We might not get there for a while, but the end of bitcoin mining is eventually going to arrive. What happens then?
If you’re thinking about investing in bitcoin, it’s worth thinking about what the endgame for the world’s most popular cryptocurrency looks like.
Despite bitcoin being a purely digital asset, there is only ever going to be a set amount of them in circulation.
At the time of writing, around 18.8 million bitcoins are in circulation. However, that figure includes bitcoins that have been lost or are otherwise inaccessible.
The bitcoin network uses a proof-of-work system. Under this system, the blockchain rewards those who do the work involved with maintaining it.
Bitcoin mining isn’t just an activity that introduces new bitcoins into the system, it’s fundamental to how the network processes payments.
Bitcoin miners are competing to be the one who completes a complex mathematical problem and earns the right to place the next block in the chain. If they succeed, they are rewarded with a newly minted bitcoin for their work.
Eventually, that’s going to change. If everything goes to plan, the 21 millionth bitcoin will be the last.
However, Byron Goldberg, Luno’s country manager for Australia, told InvestorDaily sister brand nestegg that this likely won’t occur within our lifetimes.
He predicted that the final bitcoin likely won’t be mined until around 2140.
While that date is quite far off, and doesn’t account for things like potential technological advances that might make mining easier or faster, Mr Goldberg said that many investors may be wondering about the long-term future of the cryptocurrency following this date.
“Once the circulating supply reaches its cap of 21 million, bitcoin miners will no longer receive block rewards (rewards for processing transactions). Instead, they will be rewarded with transaction fees only,” he explained.
Assuming that there will be no major changes to the bitcoin protocol between now and then, this will also be the point at which bitcoin will shift from being an inflationary cryptocurrency to a deflationary one.
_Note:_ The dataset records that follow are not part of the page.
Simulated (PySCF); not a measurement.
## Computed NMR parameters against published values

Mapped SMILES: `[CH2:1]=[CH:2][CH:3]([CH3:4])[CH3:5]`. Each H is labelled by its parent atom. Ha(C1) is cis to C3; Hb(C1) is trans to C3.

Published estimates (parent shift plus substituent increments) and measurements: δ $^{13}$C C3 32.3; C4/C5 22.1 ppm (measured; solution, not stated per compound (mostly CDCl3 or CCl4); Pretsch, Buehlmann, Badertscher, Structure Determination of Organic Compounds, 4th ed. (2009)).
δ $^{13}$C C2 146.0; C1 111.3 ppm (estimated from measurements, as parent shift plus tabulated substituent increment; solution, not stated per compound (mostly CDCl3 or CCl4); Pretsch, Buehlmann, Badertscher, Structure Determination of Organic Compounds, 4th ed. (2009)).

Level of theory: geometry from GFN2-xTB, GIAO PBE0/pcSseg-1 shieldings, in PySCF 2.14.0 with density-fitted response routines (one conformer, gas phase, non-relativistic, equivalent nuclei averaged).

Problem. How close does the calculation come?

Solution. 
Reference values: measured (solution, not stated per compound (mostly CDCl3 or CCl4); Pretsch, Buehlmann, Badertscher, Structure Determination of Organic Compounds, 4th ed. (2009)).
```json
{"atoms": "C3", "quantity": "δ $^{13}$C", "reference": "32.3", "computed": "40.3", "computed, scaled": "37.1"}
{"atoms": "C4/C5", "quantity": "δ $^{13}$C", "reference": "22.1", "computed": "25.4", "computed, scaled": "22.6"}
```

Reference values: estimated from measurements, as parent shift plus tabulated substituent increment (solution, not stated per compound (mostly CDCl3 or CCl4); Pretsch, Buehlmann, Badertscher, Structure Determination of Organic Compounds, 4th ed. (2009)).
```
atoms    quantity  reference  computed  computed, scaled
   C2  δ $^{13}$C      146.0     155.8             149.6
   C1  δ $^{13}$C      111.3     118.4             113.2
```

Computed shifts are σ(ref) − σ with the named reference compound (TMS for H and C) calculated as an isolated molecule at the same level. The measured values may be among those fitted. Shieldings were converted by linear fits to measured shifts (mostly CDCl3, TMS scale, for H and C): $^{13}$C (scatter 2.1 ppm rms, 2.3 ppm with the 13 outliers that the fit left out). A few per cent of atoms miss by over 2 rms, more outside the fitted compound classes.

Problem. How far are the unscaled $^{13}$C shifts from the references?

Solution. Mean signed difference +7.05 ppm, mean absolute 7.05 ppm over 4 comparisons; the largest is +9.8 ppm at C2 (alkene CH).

When this happens, Mr Goldberg said that the shrinking quantity of bitcoin will likely begin to squeeze demand and push prices even higher.
“Once all bitcoins are mined, the asset will likely become somewhat deflationary over time, given the maximum supply of 21 million and the fact that many people will either lose their bitcoin or inevitably pass away, thus 21 million becomes a theoretical maximum and the supply actually decreases,” he said.